Governor Newsom downplayed Bed Bath & Beyond’s relevance with a sharp retweet, joking that most Americans thought the brand “no longer existed.” His remarks implied skepticism about whether the retailer could succeed in a competitive retail landscape.
Rather than match Newsom’s sarcasm, Lemonis outlined in a counter retweet what he called four “pillars” of reform: streamlined regulations, balanced labor laws, litigation reform, and competitive taxes. He suggested that fixing these issues could make California more attractive for businesses like his.
Lemonis reminded the public that the brand isn’t dead—it’s thriving online. Since acquiring the intellectual property in 2022, his team has grown bedbathandbeyond.com into a billion-dollar business. The plan now is to relaunch with 300 smaller, community-based stores, with the first wave outside California.
The absence of California locations was no accident. In a press release on Wednesday, Lemonis implied that the state’s regulatory and cost burdens played a decisive role. High real estate costs, complex labor laws, and taxes often make expansion riskier in California compared to other states.
This isn’t the first time California’s business climate has come under fire. Companies like Tesla, Oracle, and Charles Schwab have relocated or expanded outside the state in recent years, citing similar concerns about taxes and regulation. Lemonis’s remarks tapped into that ongoing narrative.
For retailers, especially those emerging from bankruptcy like Bed Bath & Beyond, keeping costs predictable is crucial. California’s large customer base is attractive, but operational expenses can erode margins. Lemonis’ decision reflects a broader industry calculus: growth markets with fewer barriers may come first.
The exchange between Newsom and Lemonis highlights a broader clash of priorities. For politicians, economic symbolism matters. For business leaders, the focus is on bottom-line sustainability. The friction between these perspectives often plays out publicly, as it did here.

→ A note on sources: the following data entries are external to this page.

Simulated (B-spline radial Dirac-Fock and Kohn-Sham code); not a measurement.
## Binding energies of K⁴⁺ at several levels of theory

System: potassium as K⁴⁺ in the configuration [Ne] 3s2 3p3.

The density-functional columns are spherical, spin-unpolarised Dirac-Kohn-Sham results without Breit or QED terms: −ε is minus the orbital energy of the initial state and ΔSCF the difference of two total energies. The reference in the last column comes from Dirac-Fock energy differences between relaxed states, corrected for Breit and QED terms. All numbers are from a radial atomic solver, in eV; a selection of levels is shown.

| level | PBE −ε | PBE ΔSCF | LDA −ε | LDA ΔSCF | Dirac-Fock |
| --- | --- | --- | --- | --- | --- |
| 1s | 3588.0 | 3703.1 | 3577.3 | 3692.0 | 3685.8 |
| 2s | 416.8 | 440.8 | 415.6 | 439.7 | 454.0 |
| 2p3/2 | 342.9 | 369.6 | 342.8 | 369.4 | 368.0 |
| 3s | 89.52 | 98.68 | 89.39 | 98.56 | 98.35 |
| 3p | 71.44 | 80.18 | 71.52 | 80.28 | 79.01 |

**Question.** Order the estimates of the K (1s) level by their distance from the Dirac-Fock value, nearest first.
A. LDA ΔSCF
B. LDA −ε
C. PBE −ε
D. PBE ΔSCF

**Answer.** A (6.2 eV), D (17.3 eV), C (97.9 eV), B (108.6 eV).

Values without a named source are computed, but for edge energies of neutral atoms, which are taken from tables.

Lemonis closed his response by calling Newsom “a smart man” and suggesting collaboration instead of conflict. Whether or not that happens, the exchange underscores a key question: can California adapt its policies to keep and attract retailers, or will its regulatory environment continue to drive them elsewhere?
What began as a sarcastic tweet turned into a microcosm of the larger debate about California’s economic model. Newsom’s jab spotlighted skepticism about a retailer’s revival, while Lemonis used the moment to challenge the state’s high-cost climate.
As Bed Bath & Beyond plots its comeback, the exchange leaves a larger question hanging—whether California can remain a retail destination or if businesses will keep looking beyond its borders.